HANOVER, Germany (Aug. 3, 2006) — Continental A.G. reported improved earnings in the six months ended June 30 despite increases in raw materials costs and the “restrained” global automotive industry.
Conti's pre-tax operating earnings improved 17.1 percent, to $886.8 million, while sales rose 6.2 percent to $8.88 billion, resulting in a return on sales of 10 percent.
Conti's car/light truck and truck tire divisions both suffered earnings declines during the period as the cost of raw materials—particularly natural rubber and oil—increased by nearly $195 million over the comparable 2005 period, Conti said. The firm's earnings also were affected by $56 million in charges set aside to cover the costs of closing the Charlotte, N.C., tire plant.
The car/light truck division's operating income fell 14.4 percent to $260.4 million, while sales rose 7.8 percent to $3.48 billion, dropping the margin two and half points to 9.4 percent.

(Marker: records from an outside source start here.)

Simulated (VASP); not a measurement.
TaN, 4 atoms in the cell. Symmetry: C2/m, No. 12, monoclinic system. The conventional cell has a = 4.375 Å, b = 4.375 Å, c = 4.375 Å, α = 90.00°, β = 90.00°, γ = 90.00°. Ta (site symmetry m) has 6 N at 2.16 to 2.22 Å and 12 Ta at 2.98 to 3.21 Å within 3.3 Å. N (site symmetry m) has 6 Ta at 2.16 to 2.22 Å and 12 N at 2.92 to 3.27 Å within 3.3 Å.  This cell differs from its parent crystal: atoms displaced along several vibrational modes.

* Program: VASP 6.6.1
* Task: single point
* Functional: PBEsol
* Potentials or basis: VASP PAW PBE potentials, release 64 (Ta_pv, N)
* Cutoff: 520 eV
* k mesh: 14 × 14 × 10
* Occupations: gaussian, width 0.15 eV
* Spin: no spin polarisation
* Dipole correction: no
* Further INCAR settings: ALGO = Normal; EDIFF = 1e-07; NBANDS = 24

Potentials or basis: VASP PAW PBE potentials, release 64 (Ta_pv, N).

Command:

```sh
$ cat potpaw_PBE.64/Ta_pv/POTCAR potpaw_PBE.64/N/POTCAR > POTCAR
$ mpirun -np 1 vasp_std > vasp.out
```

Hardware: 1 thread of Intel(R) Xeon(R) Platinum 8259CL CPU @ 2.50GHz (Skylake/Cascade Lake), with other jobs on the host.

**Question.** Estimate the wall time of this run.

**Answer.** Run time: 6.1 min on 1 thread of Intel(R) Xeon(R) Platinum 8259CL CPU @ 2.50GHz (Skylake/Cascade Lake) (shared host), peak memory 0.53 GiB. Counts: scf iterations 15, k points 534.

The truck tire division's earnings fell 6.1 percent to $54 million as sales grew 7.8 percent to $882.2 million, resulting in a margin of 6.1 percent.
Looking ahead, Conti Chairman Manfred Wennemer said, “We see these first-half results as especially encouraging for our forecast of topping last year's sales and earnings. In the light of this performance we have no cause to revise our outlook for fiscal year 2006—even though competitors operating in parts of our business have been forced to do so.”